Elon Musk definitely isn't afraid to speak his mind when it comes to other powerhouse companies in technology.
Back in October, when German publication Handelsblatt approached the Tesla CEO about Apple poaching employees from his company to reportedly work on its secret car project, Musk didn't hesitate hitting the tech company with a couple of zingers.
"Important engineers? They have hired people we've fired," Musk said at the time. "We always jokingly call Apple the 'Tesla Graveyard.' If you don't make it at Tesla, you go work at Apple. I'm not kidding."
He added: "Apple tries very hard to recruit from Tesla. But so far they've actually recruited very few people."
Close to five months later, though, maybe Apple can return fire.
That's because a 9to5mac.com story Monday reported that Tesla has successfully hired yet another Apple exec in Peter Bannon, who was reportedly with Apple as soon as earlier this year.
Tesla's hire of Bannon comes just a week after the electric car manufacturer hired renowned chip architect Jim Keller as its new vice president of autopilot hardware engineering.
The report adds that Tesla has overall been slowly winning this chess game with Apple over poaching employees and that Keller and Bannon were heads of Apple's processor development, having sparked the creation and strengthening of its A4 and A5 processors, which were used in iPhones from 2010 to 2012. Although Keller left Apple to work at AMD, Bannon remained with the company until deciding to jump ship to Tesla and be reunited with Keller.

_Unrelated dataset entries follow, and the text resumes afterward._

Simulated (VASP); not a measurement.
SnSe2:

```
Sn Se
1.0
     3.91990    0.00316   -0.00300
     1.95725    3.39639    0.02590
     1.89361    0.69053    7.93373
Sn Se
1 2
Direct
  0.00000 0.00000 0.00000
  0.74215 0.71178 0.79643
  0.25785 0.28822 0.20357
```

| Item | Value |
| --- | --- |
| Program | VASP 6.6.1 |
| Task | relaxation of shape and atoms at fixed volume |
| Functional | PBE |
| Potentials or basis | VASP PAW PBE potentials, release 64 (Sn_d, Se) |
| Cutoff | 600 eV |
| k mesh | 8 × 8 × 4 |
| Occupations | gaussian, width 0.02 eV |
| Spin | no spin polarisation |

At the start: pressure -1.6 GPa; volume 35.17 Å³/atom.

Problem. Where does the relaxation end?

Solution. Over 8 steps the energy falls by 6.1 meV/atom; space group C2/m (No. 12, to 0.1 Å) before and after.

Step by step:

While there's bound to be speculation about whether Tesla's hiring of Keller and Bannon spells the company jumping into processor development itself, it will be interesting to see how much longer this back-and-forth exchange between the automaker and Apple lasts ... and needless to say, how vicious the poaching could get.
That being said, Apple could always land heavy blows of its own by rolling out a capable car — whether electric or autonomous.
If the former path is the route that Apple goes, it would put the company's vehicles in direct competition with Musk's at Tesla.
Let the games begin ... well, they already have.